Pulling into the driveway.

“People will be disappointed in me.”
“People won’t need me anymore.”
“People will see I’m not enough.”


That’s what growing up in chaos can do to you. It can make you question yourself in ways you don’t even realize you’re carrying.


When home means yelling, silence, or never knowing what mood you’re walking into, you learn to stay ready.


You learn to keep moving. To overthink everything. To make yourself small, helpful, and easy, because somewhere along the way, that started to feel safer.


I learned early how to listen for the sound of a car pulling into the driveway. Not because I was excited to see who was coming home, but because I needed to anticipate what was coming next.


I learned to read footsteps. The tone of a voice. The feeling in the air. I learned when to be quiet, when to help, when to make myself useful, and when to disappear.

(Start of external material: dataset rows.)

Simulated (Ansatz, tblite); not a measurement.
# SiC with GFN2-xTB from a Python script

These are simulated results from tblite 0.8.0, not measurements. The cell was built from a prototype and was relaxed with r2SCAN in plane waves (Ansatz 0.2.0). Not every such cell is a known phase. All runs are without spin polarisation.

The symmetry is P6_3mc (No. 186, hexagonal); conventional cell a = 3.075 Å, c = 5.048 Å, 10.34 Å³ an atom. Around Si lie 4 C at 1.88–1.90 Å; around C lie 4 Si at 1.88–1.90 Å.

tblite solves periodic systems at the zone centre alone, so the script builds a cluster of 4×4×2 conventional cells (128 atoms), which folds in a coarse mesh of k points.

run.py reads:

I thought if I could just do enough, be good enough, need less, and cause fewer problems, maybe things would stay calm.


So I became the child who noticed everything.
The child who anticipated needs before I ever learned how to understand my own. The child who cleaned without being asked. The child who tried to make everything easier, no matter what “everything” was.


The child who learned that being helpful felt safer than having needs.


I didn’t know I was learning survival. I thought I was learning how to be loved.


I realize that some of the things I thought made me worthy of love were actually the ways I learned to protect myself.


But I know now, you are allowed to be loved when you are not performing. You are allowed to matter when you are not solving a problem. You are allowed to be needed for who you are, not just for what you provide.


You are allowed to simply exist and still be worthy of love.


For every person whose inner child still cringes at the sound of a car pulling into the driveway, for the one who rolls over when headlights appear outside the window, I want you to know this: You don’t have to brace yourself for what’s coming through the door.


You don’t have to jump up and prove you are worthy of being here.


You are allowed to sit in your own peace.
You are allowed to feel safe in the life you built.


This is your driveway now.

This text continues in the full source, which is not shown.